Secretary Mattis threatens “massive military response” against North Korea following nuclear test

Secretary Mattis threatens “massive military response” against North Korea following nuclear test
Secretary of Defense James Mattis, left, makes a statement at the White House on a possible military response to the recent North Korea missile launch.
Source: Pool/Getty Images
Secretary of Defense James Mattis, left, makes a statement at the White House on a possible military response to the recent North Korea missile launch.
Source: Pool/Getty Images

Following Pyongyang’s latest and most powerful nuclear test yet, Defense Secretary Jim Mattis threatened a “massive military response” against North Korea if its leader, Kim Jong-un, continues provocations against the United States and its allies in the region.

“Any threat to the United States or its territories, including Guam, or our allies will be met with a massive military response both effective and overwhelming,” Mattis said in a Sunday press conference at the White House.

If Kim continues his show of force, Mattis warned that the U.S. and its United Nations allies have between them a military arsenal capable of obliterating his nation.

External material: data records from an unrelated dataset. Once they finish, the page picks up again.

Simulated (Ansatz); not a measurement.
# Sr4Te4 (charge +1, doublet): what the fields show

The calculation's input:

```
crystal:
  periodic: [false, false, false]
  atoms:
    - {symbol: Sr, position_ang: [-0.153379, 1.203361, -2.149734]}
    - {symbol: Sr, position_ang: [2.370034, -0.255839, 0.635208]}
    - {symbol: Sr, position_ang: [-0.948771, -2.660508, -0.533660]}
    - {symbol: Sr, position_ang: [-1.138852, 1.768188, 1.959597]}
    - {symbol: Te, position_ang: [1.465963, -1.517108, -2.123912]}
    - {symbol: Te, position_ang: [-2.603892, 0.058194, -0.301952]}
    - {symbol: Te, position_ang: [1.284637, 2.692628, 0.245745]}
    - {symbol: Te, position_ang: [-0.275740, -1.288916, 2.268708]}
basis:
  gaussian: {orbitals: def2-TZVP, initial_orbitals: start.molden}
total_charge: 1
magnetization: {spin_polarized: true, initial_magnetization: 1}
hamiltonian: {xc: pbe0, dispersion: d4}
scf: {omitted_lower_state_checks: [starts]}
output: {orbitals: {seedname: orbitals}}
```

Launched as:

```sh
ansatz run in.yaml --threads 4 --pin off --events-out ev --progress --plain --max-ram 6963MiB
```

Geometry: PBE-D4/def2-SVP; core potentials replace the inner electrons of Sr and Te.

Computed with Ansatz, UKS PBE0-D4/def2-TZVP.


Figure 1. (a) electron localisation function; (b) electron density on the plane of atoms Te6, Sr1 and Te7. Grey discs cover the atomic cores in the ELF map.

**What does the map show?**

“Kim Jong-un should take heed of the United Nations’ Security Council’s unified voice: All members unanimously agreed on the threat North Korea poses,” Mattis said. “Because we are not looking to the total annihilation of a country, namely North Korea. But as I said, we have many options to do so.”

Mattis’ latest threat against Pyongyang comes on the same day that North Korea claimed to have tested a hydrogen bomb capable of being attached to an intercontinental ballistic missile. According to the United States Geological Survey, the blast caused by the underground nuclear test created a tremor with a magnitude of 6.3.

According to the New York Times, Sunday’s nuclear test was “’five to six times as powerful” as North Korea’s test this time last year.

In a Sunday morning tweetstorm, President Donald Trump suggested that force was the only solution to the problem of North Korean denuclearization.

Later, Trump went on to tweet that the United States may stop trading with any nation “doing business” with North Korea.

According to MIT’s Observatory of Economic Complexity, the list of nations that might be affected should Trump make good on his threat includes India, Russia, Thailand, Burkina Faso, Pakistan, the Philippines and China.